Monday, 24 July 2017 Written by Graeme Marsh

Take a look at the songwriting credits on the Crazy World of Arthur Brown’s seminal 1968 single Fire and, alongside those of the bandleader and his co-conspirator, Vincent Crane,  you’ll find the names Mike Finesilver and Peter Ker. Less than a decade later, with the royalties from the record tucked in their pockets, the duo would turn four walls in north London into a den of punk creativity.

The cosy Pathway Studios was quickly home to a couple of all-time classic debut albums: the Damned’s ‘Damned Damned Damned’ and Elvis Costello’s ‘My Aim is True’. Both were produced by Nick Lowe and put out on Stiff Records, with the latter, released this month in 1977, a whirlwind job that captured the first buds from one of the finest songwriters ever to do it.

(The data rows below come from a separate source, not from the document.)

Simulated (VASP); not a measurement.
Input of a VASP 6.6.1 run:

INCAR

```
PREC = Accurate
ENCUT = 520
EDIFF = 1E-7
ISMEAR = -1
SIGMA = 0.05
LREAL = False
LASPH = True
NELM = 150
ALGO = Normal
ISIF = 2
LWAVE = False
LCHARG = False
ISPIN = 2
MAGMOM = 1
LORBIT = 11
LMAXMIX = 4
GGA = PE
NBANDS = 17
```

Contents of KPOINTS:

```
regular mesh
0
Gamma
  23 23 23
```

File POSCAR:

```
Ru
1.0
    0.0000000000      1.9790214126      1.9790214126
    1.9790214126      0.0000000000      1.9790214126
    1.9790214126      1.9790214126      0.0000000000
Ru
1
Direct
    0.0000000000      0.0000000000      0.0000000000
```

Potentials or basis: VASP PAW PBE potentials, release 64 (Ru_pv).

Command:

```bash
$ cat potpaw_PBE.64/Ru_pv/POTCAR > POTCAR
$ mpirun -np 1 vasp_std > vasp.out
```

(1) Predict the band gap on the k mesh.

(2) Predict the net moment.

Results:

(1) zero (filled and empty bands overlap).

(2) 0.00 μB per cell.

"Elvis Costello, the Damned, Wreckless Eric and more – where were those records cut? In Pathway, a tiny studio in Stoke Newington,” Lowe told Uncut in 2014. “It had a great engineer, Barry Farmer, who had pretty much built the place. It was completely analogue, all glowing valves, and it was boiling hot in the summer and freezing cold in the winter, but it had a fantastic sound.”

In 2008, Farmer recalled the studio in fine detail (including the desk he built in the mid-’70s) when personally joining in a Gearslutz forum discussion. Specifically relating to his work with Costello, he said: “I did a lot of the engineering at Pathway and did almost all of the early Stiff repertoire, including ‘My Aim Is True’. Most of the distinctive sound on that album is achieved through the use of a single, fixed delay from the sync head of the multi-track, which I suggested to Nick Lowe as an option and which he subsequently stuck on just about everything! Great record, wonderful musicians.”

At that time, Costello had no backing group. The recruitment of his most celebrated cohorts, the Attractions, would not be completed for some time. Instead, ‘My Aim is True’ was tracked by Costello, Lowe and members of an American country rock band called Clover: John McFee (guitar and pedal steel), Sean Hopper (piano and organ), Johnny Ciambotti (bass) and Mickey Shine (drums). Clover’s vocalists weren’t along for this ride, but one of them, Huey Lewis, wouldn’t have to wait long for his turn in the spotlight.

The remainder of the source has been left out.